My November 11th Remembrance
11/11/2010 at 8:01 AM
During wars the worst hardship for the women at home, and sometimes today men, is 'not knowing' if their Father, Husband, Brother, or Son might already be dead.
Killed in a bombed building, crashed plane, drowned in a torpedoed vessel, or just shot in the trenches: there are so many ways to die in a War or on ‘Peace Keeping’ assignments.
My Grandfather, Corporal Dorling, was a member of the crew of one of the Big Guns in Europe during the First World War. His Gun was hit and he and the crew all died.
My mother was just a baby, her father never saw her. Every Remembrance Day during my life my mother was in tears all day, for the love of a man she had never met.
Bereaved women get no comfort, the tears don’t stop, and they fall in the garden, in the milk pail, and in the bread dough as they continue their chores that are necessary to keep the rest of the family alive. Bitter tears and bread dough are the realities of a woman’s life in wartime.

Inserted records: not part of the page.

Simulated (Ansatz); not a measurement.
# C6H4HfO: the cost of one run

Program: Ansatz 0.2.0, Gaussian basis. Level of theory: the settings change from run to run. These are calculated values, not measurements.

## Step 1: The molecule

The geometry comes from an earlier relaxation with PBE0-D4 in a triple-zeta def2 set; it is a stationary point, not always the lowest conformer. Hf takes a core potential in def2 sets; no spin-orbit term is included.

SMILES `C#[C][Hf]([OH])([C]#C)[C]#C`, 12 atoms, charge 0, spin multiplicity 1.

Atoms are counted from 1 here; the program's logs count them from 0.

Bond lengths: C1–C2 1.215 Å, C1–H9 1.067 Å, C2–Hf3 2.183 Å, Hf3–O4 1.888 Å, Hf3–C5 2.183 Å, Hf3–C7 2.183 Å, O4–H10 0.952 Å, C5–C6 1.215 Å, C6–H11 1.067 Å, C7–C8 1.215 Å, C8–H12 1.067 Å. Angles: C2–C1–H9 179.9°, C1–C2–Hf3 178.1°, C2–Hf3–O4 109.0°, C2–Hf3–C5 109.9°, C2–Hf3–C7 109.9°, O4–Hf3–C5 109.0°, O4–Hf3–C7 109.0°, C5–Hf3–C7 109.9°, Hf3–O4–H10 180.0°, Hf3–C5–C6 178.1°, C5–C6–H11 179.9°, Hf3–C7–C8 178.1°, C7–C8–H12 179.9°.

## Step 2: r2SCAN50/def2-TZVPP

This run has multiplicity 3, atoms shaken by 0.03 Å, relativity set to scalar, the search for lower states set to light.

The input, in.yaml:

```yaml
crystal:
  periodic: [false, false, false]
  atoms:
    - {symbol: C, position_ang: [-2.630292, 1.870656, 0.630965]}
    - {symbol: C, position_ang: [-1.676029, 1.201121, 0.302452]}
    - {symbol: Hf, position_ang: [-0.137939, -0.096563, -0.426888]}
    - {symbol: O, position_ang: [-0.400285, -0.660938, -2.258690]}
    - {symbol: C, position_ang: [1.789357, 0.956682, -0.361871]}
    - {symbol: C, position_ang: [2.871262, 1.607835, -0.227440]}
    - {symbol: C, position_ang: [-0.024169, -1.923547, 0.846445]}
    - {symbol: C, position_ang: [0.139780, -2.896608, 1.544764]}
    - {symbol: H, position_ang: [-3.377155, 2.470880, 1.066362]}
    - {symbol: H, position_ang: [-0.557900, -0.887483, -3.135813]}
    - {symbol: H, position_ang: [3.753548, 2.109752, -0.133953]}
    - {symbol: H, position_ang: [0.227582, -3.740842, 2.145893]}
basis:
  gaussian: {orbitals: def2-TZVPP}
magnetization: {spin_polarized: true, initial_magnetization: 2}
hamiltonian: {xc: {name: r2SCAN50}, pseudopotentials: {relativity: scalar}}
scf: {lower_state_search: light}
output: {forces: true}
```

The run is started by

An update on my Remembrance is that about a year ago a friend of mine looked up my Grandfather on the Commonwealth War Graves Commission site.
It would appear that Corporal Dorling did not die in France as my family believed, but in Belgium, probably in the Passchendaele campaign.
Also there is a memorial kept for the fallen soldiers from that area. My Grandfather is on plaque #6. The sad part for me is that this monument was erected in 1937, and my mother did not know of its existence.